The no-debt approach to living a full life in a country addicted to credit cards, car loans, and an unrealized bondage to “building a good credit score”.

This show will make you think differently about the way we handle money - while also encouraging you to save and spend wisely.

This feed offers the 200 public releases of the Money Plan SOS podcast, plus bonus recordings never heard before on Apple Podcasts, Spotify or Google.

Enjoy! And pay attention - not interest!

The Money Plan SOS podcast was retired in December 2015, the month Steve and his wife paid off their mortgage!

Feb 6, 2014

#143: What happens to my credit score after paying off debt? In this episode I share survey results that show debt-free people aren't worried about their credit score.

FICO says what's in your credit score

FICO says your credit score is based on the length of credit, new debt, the variety of debts, how much debt you owe, and your payment history on debts.

In short, you need to borrow money for a long time. More than likely you will end up paying interest.

I'd rather be paid interest than paying it.

What is not included in your credit score

What is not included in a credit score is your age, sex, religion, and where you live. These things are left out due to consumer protection laws that were passed to keep lenders from being biased or discriminatory. 

The problem with a traditional credit score is that it is selective on what to include in the calculation of your credit score and is not a fair representation of your full financial picture.

Why wouldn't these things be included when calculating your ability to repay a loan?

  • How long you have been with your current employer
  • How much you make
  • How much you having in savings
  • How much you have in assets that you own
  • Your payment history on non-debt items like rent, cell phone, or your cable bill

FICO is not supposed to factor those things in but those who promote "building your credit score" make it sound as if the credit score is the most important thing you should concentrate on. 

I disagree. It is a distraction.

Results from my debt free survey

I asked individuals to respond to a quick 8 question survey:

Of the 83 Respondents

  • 66 Married (80%)
  • 1 Widowed
  • 6 Divorced
  • 10 never married

100% have been approved for a credit card. No surprise there.

11 of 83 respondents (13%) never taken out a car loan.

77% (64 respondents) say they do not have any outstanding consumer debt, 26 are completely debt free.
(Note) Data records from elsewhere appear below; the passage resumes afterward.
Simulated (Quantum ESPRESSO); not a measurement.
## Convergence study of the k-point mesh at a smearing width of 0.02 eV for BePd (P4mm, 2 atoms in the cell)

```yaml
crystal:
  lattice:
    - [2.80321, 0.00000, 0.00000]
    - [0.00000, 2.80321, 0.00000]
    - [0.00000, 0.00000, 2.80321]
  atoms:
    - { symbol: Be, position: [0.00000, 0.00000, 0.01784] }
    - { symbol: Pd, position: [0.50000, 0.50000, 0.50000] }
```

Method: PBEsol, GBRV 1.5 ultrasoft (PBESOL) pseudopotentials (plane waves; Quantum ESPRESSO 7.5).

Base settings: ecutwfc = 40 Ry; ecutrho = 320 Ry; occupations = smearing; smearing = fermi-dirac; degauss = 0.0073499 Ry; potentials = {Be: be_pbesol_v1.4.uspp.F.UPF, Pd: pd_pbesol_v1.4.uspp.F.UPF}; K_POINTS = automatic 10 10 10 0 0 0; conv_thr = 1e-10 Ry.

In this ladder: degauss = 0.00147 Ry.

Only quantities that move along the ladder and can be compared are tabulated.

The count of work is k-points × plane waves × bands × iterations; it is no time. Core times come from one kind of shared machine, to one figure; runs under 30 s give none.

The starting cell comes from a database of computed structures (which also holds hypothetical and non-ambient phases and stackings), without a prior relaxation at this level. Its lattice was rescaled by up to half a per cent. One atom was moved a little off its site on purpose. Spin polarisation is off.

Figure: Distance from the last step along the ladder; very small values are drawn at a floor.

Of the 26 completely debt free respondents, 9 stated their debt free date was over 5 years ago. All of them had a score greater than 700 except for 1 who said his score was ZERO.

Only 2 of the 83 respondents who have paid off all their consumer debt indicated their score was 699 or less.

Are they worried about their credit score?

FICO score (his score is ZERO) (screenshot)8 of the 9 replied “No” to being concerned about their credit score and two of them actually responded with “Not At All” concerned.

Only one was concerned about his Property and Casualty insurance rate being effected by a non-existent score. As I explain in the podcast recording, this really shouldn't be a reason to stay in debt or build your credit score.

[Tweet "People who get out of debt do not care about their credit scores"]

Why should they? They don't need a score to tell them they are winning with money.

Other credit score promoted excuses:

I need a score to rent an apartment: Devin Czech asked landlords if he could rent from them even though he doesn't have a credit score or credit history. The responses are very encouraging: http://payczech.blogspot.com/2014/01/renting-with-no-credit.html

Employers look at credit scores: An employer can pull your credit history before offering you a position in their company. However, if they use your SCORE as a determining factor then I would question their hiring practices

I would further go to say any employer who does not hire someone simply because they don't have a credit history is not a very good employer. Yes, bad credit is an indication of past financial problems but having no credit history is an indication that you've stayed out of debt and are financially responsible. Who wouldn't want to hire you?

The bottom line? Losing your credit score is a good thing

Your score will drop or disappear when you pay off debt. There are alternatives to qualifying for a home loan using services like eCredable (use promo code SOS for a free membership).

The everyday American is the lowest common denominator when it comes to knowledge about credit scores - and they are the target as well.